How many variations?

Hebrews has about 5000 words. How many variations do you think there were among the 30 manuscripts compared? The answer is, about 2100. This led me to think, if a word can vary, it does vary if copied often enough. However, most of this variation is insignificant as far as meaning is concerned. Only about 300 of the 2100 are substantive variation (i.e. differences of meaning). The rest are orthographic variation comprised of spelling, accenting, and punctuation differences.

Substantive variations

Most of the 300 substantive variations don’t matter much (e.g. putting our Fathers instead of the Fathers). Some do make a difference that might be considered significant, such as apart from God versus by the grace of God at Heb 2.9. How does one decide which is the initial reading in such cases? There are about twelve guiding principles (e.g. which reading is most likely to have given rise to the others?) but none is guaranteed to work. Perhaps it is best to be aware of the variation and consider each possibility when pondering the text.

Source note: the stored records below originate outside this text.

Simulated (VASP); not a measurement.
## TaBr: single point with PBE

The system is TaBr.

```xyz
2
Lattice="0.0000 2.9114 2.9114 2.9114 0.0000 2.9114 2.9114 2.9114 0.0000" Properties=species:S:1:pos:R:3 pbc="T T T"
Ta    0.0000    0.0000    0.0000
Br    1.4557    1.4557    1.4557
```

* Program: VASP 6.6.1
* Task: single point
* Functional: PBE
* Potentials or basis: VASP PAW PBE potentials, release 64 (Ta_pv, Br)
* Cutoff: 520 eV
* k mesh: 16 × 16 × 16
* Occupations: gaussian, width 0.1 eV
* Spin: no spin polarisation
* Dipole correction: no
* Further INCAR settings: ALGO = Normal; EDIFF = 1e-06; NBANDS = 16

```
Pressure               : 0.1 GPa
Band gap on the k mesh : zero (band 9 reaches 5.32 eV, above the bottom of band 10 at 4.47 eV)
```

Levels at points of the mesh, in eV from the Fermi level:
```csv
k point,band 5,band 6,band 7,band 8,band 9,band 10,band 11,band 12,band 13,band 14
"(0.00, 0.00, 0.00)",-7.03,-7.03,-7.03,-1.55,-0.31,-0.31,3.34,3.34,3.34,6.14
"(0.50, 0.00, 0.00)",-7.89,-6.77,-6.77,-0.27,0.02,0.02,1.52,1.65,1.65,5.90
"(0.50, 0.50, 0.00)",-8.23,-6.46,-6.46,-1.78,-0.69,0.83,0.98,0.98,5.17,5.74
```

How accurate are today’s editions?

One thing I found out by transcribing all those manuscripts is that today’s editions (e.g. Nestle-Aland Novum Testamentum Graece, UBS Greek New Testament) are almost perfectly accurate. I did find one place where the editions were wrong – P46 has priest instead of high priest at Heb 7.28. It turned out that the people who make the editions (the INTF in Germany) had already discovered this. Current editions have this detail correct.

Multivariate analysis

One good thing about having all of the variation data is that you can use it to analyse relationships among the manuscript texts, making pictures that show family relationships. You can do the comparison using either substantive or orthographic variation. Here is an example of these two perspectives in analysis results for Hebrews.

Analysis result (substantive)

MVA result (04, substantive variation)

Analysis result (orthographic)

MVA result (04, orthographic variation)

Spelling indicates provenance?

For those interested, the analysis technique is called classical scaling and the axes are orthogonal directions of maximum variation. If you compare the two maps you will notice that most texts group in similar ways in both maps. Two exceptions are the UBS text and 04: both have texts like P46 but both spell like the edition produced by Erasmus (TR = Textus Receptus). If scribes spelled according to local conventions even when copying texts that differed from the local variety then multivariate analysis results obtained from orthographic variation data are a clue to manuscript provenance.

More data

The more data the better. My PhD only looked at papyrus and uncial manuscripts. A more complete picture emerges if we include more sources: papyri, uncials, minuscules, lectionaries, versions (i.e. ancient translations like Coptic, Syriac, Latin, Armenian, Georgian, Ethiopic), and patristic citations (i.e. quotations of the Bible text by early Christian writers such as Origen). If you put the substantive variation data for Hebrews found in the apparatus of the UBS Greek New Testament through the analysis mill then the following picture emerges. (See the UBS GNT for a key to the sigla.)

The big picture

Analysis result (UBS GNT data, classical multidimensional scaling)

The big picture (continued)

Analysis result (UBS GNT data, neighbour joining)

Conclusion

The ancients liked to ask three questions:

  • What do you think?

  • Why do you think so?

  • What difference does it make?

Conclusion (continued)

After doing all this research, here is what I think. The New Testament text is authentic and reliable. Texts that are hand-copied exhibit textual variation. That is a mark of authenticity. The spelling distribution information is another mark of authenticity – it could not have been faked. Why do I think so? Because I took a deep dive into the topic and found that the sources are genuine and trustworthy. What difference does it make? Not much – I have no doubt that what we have today is substantially the same as what they wrote down way back then.

References

The Text of the New Testament by Kurt and Barbara Aland (2nd rev. ed., 1989) is a good introduction to the topic and includes a good rendition of the twelve guiding principles. Software and instructions on how to do multivariate analysis are available at my github code page. New Testament textual variation data to feed into the analysis chain is available by way of my github data page.

Postscript

Result of the copying exercise

Postscript (continued)

The preceding slide shows the result of the copying exercise. Five people participated, each handing their copy on to be the exemplar for the next person to copy. They did pretty well, modernizing the archaic language. The spelling, punctuation, and capitalization were mainly preserved. However, a substantive variant was produced: passed over sins instead of purged our sins. This happened when someone turned purged into pursed, and the next copyist tried to make sense of the result. This confirms again that today’s university students are not capable of the accuracy attained by ancient copyists.